On the heels of a report from Gov. Andrew Cuomo’s tax reform commission, state Senate Republicans and a handful of liberal-leaning groups put out their own plans Tuesday for reshaping the state’s tax code.
In a 50-page report, the Senate GOP laid out a series of recommendations to change New York’s tax policy, including a permanent 2-percent annual spending cap on the state budget and a requirement that any surplus be put to reducing taxes.
The plan, which was released Tuesday after the Republicans held a series of hearings across the state, also recommended reducing the state’s corporate tax rates and adjusting income-tax brackets each year for inflation. A surcharge on utilities would expire by 2017 under the plan, while the state’s estate tax would be scaled back significantly.
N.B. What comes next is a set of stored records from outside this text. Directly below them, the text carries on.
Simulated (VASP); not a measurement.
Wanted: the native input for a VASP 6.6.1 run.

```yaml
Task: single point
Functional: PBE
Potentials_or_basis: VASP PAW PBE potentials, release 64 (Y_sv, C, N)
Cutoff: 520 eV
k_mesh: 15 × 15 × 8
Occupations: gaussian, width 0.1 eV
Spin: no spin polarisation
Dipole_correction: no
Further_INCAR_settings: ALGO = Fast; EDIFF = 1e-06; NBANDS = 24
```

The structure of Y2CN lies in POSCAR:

“We are proposing a plan to greatly reduce the tax burden on New Yorkers at every level, making it more competitive for businesses to locate and grow here,” Senate GOP Leader Dean Skelos, R-Nassau County, said in a statement. “There is nothing more progressive than empowering the private sector to create good-paying jobs.”
Several progressive and labor-backed organizations had a different take. In their own series of recommendations, the groups — including New Yorkers for Fiscal Fairness and the Fiscal Policy Institute — issued a five-point plan they said would close loopholes in the corporate tax code and re-structure the state’s income tax rates.
Specifically, the plan would call for creating new income tax brackets for the state’s highest earners while cracking down on corporate taxpayers and creating greater oversight for economic-development incentives. From that, the plan would increase aid to local governments and institute a “circuit breaker” — a property-tax break for households whose taxes take up a certain percentage of their income.
Ron Deutsch, executive director of New Yorkers for Fiscal Fairness, said he expects the state’s tax policy to be a major topic of discussing when lawmakers return to the state Capitol in 2014. Cuomo’s Tax Reform and Fairness Commission released its recommendations last week, and a separate Cuomo panel looking at potential tax cuts is expected to release its findings next month.
“There’s a dynamic where we’re talking about the tax system — and the fairness and adequacy of our tax system — moreso than we have in quite a while,” Deutsch said. “I think this debate is going to be front and center along with the fact that we’re under-funding our schools and our municipalities.”